“He’s gonna be the best.”
“We can expect great things from her.”
“They’re gonna be big”
“It’s got so much potential.”
People take pride in their potential. When someone hands them a compliment about the brightness of their future, a modest smile spreads across the face of the recipient. The chest puffs, the shoulders are drawn back.
But potential also means pressure. It means expectations. It means that you’re supposed to fulfil it. And it means there’s still room to fuck it up.
If you have potential, it means you haven’t done anything. It means that you might have the stuff. It means you could be great. But the gap between now and then is filled with your actions, your decisions.
When someone says you have potential, it isn’t praise. It’s counsel. They’re just leaving out the second part of the sentence: “You have potential, don’t mess it up.”
History is littered with the corpses of people whose potential remained unfulfilled. People who could’ve been so much more than they were. And I’m not talking fame or money or reputation. I’m talking about skills, abilities, and of course, character.

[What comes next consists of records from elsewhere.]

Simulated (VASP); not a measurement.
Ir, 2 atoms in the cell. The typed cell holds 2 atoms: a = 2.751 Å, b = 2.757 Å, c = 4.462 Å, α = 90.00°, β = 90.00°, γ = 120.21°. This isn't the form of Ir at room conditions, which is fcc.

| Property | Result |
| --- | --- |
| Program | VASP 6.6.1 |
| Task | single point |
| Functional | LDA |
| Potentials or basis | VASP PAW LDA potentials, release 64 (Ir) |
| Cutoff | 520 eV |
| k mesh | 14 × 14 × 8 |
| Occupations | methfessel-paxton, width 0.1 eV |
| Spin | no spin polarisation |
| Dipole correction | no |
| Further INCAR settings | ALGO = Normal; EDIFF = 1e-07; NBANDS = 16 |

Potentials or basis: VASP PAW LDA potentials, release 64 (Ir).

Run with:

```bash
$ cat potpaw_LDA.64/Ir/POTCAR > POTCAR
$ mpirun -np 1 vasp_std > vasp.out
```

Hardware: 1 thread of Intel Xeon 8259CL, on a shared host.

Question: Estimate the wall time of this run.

When we’re younger, even if no one tells us it, we have potential. We could be this or that. But usually, we don’t get that far. We become mere shadows of what we could of been.
Which is sad.
How you go about changing that is the great riddle of parenting and the educational system. How do we help our children grow up to be their best?
I think you could start from the realisation that potential is nothing. It’s Monopoly money. It cannot buy anything in the real world. It’s no substitute for learning, for action, for experience, for courage, for skill, for character.
As Ralph Waldo Emerson says, “cinders and smoke there may be, but not yet flame.”
If you have potential, it means the fire is set, but not yet burning. It’s your job to ensure that it catches.